Nearly 50 years ago, the RISD Museum presented one of the world’s first artist-curated exhibitions: Raid the Icebox I with Andy Warhol, a landmark show featuring idiosyncratic objects selected from the museum’s basement storage by the iconic American artist. As the title implies, then-Director Daniel Robbins intended it to be the first in a series of artist-curated shows, but perhaps because of the exhibition’s lukewarm reception, further installments were never realized.

Warhol selected objects for Raid the Icebox I with little or no regard for their condition, authenticity or historical status and presented them almost exactly as he originally encountered them in storage. The gallery in which the show was installed was papered in black and lit with three bare lightbulbs. Paintings were stacked against walls and held in place with sandbags. A collection of old shoes was exhibited in a no-nonsense shelving unit brought up from the basement.

Andy Warhol exhibited paintings
Warhol exhibited paintings almost exactly as he had encountered them in storage.

Now the museum is celebrating the show’s anniversary with a series of artist-curated exhibitions that will launch in fall 2019 called Raid the Icebox Now. Among the artists and designers invited to participate are Argentinian multidisciplinary artist Pablo Bronstein, MacArthur-winning painter and RISD alumna Nicole Eisenman 87 PT, NYC-based artist/educator Pablo Helguera, celebrated sculptor Beth Katleman, award-winning artist and former RISD faculty member Simone Leigh, conceptual artist Adam Pendleton, local musician and educator Sebastian Ruth, artist/author/curator Paul Scott and arts collaboratives Opening Ceremony and Triple Canopy.

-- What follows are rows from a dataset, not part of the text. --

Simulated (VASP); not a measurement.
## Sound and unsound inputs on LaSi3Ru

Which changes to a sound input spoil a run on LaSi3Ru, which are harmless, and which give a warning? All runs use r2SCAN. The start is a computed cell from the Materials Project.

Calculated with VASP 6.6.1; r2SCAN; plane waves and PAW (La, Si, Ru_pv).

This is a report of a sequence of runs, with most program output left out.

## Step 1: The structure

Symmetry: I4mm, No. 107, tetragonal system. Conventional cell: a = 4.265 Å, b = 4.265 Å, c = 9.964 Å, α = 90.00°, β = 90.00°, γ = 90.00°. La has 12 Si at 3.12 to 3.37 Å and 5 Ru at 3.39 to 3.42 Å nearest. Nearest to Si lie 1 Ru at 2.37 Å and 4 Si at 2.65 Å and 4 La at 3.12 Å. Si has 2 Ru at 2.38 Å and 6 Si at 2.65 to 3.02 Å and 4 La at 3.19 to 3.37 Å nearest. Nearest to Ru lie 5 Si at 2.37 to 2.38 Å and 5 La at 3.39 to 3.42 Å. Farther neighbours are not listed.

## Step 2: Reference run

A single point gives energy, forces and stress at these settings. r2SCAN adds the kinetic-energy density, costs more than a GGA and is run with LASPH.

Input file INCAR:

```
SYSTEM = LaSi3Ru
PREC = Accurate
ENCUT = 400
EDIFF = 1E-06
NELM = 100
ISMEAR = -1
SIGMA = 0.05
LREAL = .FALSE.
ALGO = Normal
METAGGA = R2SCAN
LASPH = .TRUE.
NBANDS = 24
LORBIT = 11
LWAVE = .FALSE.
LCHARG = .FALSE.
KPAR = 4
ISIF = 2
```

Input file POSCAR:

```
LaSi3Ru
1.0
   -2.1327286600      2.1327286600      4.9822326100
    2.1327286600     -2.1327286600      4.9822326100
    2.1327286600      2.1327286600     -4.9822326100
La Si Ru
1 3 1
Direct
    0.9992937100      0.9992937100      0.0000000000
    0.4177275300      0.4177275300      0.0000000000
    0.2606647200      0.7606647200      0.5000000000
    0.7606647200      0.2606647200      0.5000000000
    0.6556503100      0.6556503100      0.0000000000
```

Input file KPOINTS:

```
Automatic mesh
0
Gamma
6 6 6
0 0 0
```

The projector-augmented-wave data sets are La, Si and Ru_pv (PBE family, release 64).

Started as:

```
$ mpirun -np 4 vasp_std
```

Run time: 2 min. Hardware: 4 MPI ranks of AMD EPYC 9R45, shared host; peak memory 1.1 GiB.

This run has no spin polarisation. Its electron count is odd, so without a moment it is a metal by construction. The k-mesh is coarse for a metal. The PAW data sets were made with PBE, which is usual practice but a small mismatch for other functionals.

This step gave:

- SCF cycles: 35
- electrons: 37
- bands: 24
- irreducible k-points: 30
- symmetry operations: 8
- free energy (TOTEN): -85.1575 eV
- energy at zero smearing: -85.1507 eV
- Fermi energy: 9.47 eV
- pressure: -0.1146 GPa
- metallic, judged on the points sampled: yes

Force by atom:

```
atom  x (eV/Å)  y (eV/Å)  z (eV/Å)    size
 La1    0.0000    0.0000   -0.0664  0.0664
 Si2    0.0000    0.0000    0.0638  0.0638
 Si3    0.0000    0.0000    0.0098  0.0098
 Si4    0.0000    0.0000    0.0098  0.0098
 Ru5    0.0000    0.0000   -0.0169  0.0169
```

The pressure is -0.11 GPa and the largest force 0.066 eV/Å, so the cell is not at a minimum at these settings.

“We approached artists with whom we have relationships or would like to have relationships,” explains Sarah Ganz Blythe, deputy director of Exhibitions, Education and Programs. “The RISD Museum is an artists’ museum, so the way that we collaborate with artists is one of our distinguishing features.”

Ganz Blythe helped to organize a mini-symposium on June 20 assessing the legacy of the original Warhol show. Museum Director John Smith, Richard Brown Curator of Contemporary Art Dominic Molon, Carnegie International Curator Ingrid Schaffner and celebrated NYC artist Fred Wilson—also known for pushing curatorial boundaries—discussed how Raid the Icebox I has influenced museum exhibitions over the past 50 years, encouraging curators to question the dominant narrative and honor the voices of contemporary artists.

Installation view of Raid the Icebox 1, at Delgado Museum
The exhibition (which also traveled to the Delgado Museum in New Orleans before opening in Providence) included many chairs, as well as shoes, parasols, hatboxes and Native American blankets.

Smith, a Warhol expert who worked in the Andy Warhol Museum for 11 years, explains that 1969 was a transitional year for the artist. He’d been seriously injured in a shooting in 1968, had just launched Interview magazine and was in the process of shifting the focus of his practice from painting to filmmaking. An obsessive collector of everything from shoes to chairs to Native American textiles, Warhol elevated the objects he chose to display, Smith points out, in much the same way he’d elevated the status of drug addicts, drag queens and other “fringe elements” of NYC society.

Andy Warhol exiting a tour bus
Warhol exiting the chartered tour bus that brought a New York contingent to RISD for the opening. photo by Kenneth Goodman, The Phoenix

Houston-based collectors Jean and Dominique de Menil were largely responsible for conceiving of the original exhibition and helping to bring Warhol on board. Molon credits them with transforming the very nature of curatorial practice. He cites significant exhibitions by late conceptual artist Michael Asher, RISD alumna Jenny Holzer MFA 77 PT and sculptor Robert Gober, among others, as clear examples of Raid the Icebox’s long-term influence.

“Warhol was interested, like me, in everyday culture. He saw the importance of things that weren’t considered important at the time.”

Visiting artist Fred Wilson

Wilson notes that he was unaware of the show when he put together Mining the Museum, a similarly subversive 1992 intervention at the Maryland Historical Society. “But Warhol was interested, like me, in everyday culture,” he points out. “He saw the importance of things that weren’t considered important at the time.” Wilson likens a museum’s basement to a person’s subconscious and notes that “objects in storage tell you a lot about a museum.”

Fundamentally, the panelists agree, the untrained approach to curation opens minds as it opens museum doors to a wider audience. Next fall we’ll see how contemporary artists of our time use objects from the museum’s permanent collection to express their points of view and tell new stories.